Sunday, October 2, 2011

Meh, They'll Get over it. Hopefully?

So, it's been about a month and I am still getting used to the new, old me.  I would say that I am afraid the crazy me will come back, but I am not really.  Not that it isn't a possibility, I am just not afraid of it.  If she does, she does.  If not, GREAT!!!  I miss some parts of her, but seriously?  I am pretty over her.  The only thing that is kind of concerning, at this point, is all the damage that fucking bitch may have done over the past few years.

Now, I know I didn't cause any horrible damage.  At least I hope not.  I know I didn't rob a bank or anything.  And I didn't murder anyone or start workin' the street or anything.  But I may have pushed some people away over time and acted a little whacky.  Pretty sure I said a lot of stupid shit and I know I picked up some nasty habits like smoking and trying to become a drunk, which never works for me for some reason.  I even look back at my early writing on this blog and I was CRAZEEEE.  Maybe a person who didn't know me wouldn't see it, but I can.  Or, at least, I remember the way I was feeling at the time.  And I was feeling out of my mind.  In fact, if I met that me, I would stay the fuck away from her.  Not because she was psycho, but mainly because she was slightly unstable and a little bit of a wild card.

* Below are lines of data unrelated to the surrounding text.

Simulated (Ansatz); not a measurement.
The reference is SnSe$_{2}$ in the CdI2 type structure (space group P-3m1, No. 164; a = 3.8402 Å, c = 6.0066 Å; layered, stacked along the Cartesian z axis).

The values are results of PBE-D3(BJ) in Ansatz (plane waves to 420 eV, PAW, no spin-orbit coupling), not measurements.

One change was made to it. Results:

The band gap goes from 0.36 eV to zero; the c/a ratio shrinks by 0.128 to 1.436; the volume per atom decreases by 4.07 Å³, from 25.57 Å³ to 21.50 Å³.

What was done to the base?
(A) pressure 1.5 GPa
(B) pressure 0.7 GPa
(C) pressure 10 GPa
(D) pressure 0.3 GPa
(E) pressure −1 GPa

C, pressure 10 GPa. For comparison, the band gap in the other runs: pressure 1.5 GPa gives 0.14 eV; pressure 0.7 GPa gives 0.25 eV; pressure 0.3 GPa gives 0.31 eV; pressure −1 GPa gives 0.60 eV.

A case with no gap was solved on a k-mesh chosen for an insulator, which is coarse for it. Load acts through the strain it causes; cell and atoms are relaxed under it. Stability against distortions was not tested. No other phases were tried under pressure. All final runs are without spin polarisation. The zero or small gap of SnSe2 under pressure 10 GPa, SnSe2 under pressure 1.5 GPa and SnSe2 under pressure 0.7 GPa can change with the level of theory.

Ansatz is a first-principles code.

So what's the point of me rehashing all this?  Well, I will tell you.  I feel good.  Possibly great.  I quit smoking 5 months ago (yes, I know that I resolved to quit almost a year ago), I barely drink anymore, I am really concentrating on being a more understanding mom (gotta work on losing the F word, and by F word, I mean Fuck.  I should probably lose the S, A, B, C and D words too), joined a new homeschool group and I have been making new goals physically and trying to be realistic about where my body is.  I do not even have the Dread of Winter that I usually get.  However, I don't really know how to deal with my relationships that I may have ruined, made weird, or just changed forever.  Normally, or abnormally, I would be anxiety ridden and pacing and thinking and crying and worrying and trying to apologize and just making it weirder.  But now?  I am wondering about it, but I kinda don't feel one way or the other.  I mean, I kinda don't give a shit.  I mean, I do care.  I care about those people.  But I kind of don't really think I should do anything.  Like, there is nothing that I can fix, so I just need to move the fuck on and hope for the best.  Also, maybe I didn't seem that crazy to them?  Anything is possible.

So, lessons learned?  Well, hmmmmm...don't go crazy.  If you happen to go crazy, let someone know right away that you are crazy (make sure it is a trusted, long time friend).  Try not to let your kids ride with you in the crazy (can be avoided by the telling a friend).  Don't start a blog thinking you won't seem crazy.  You can start a blog, it might help you.  But people will be able to tell you are crazy.  Just sayin'. And on a final note, if you find you have gone crazy and then are out of your funk, there is nothing you can do to change the past, you can only move forward.  Do that and you will be fine.  Peace.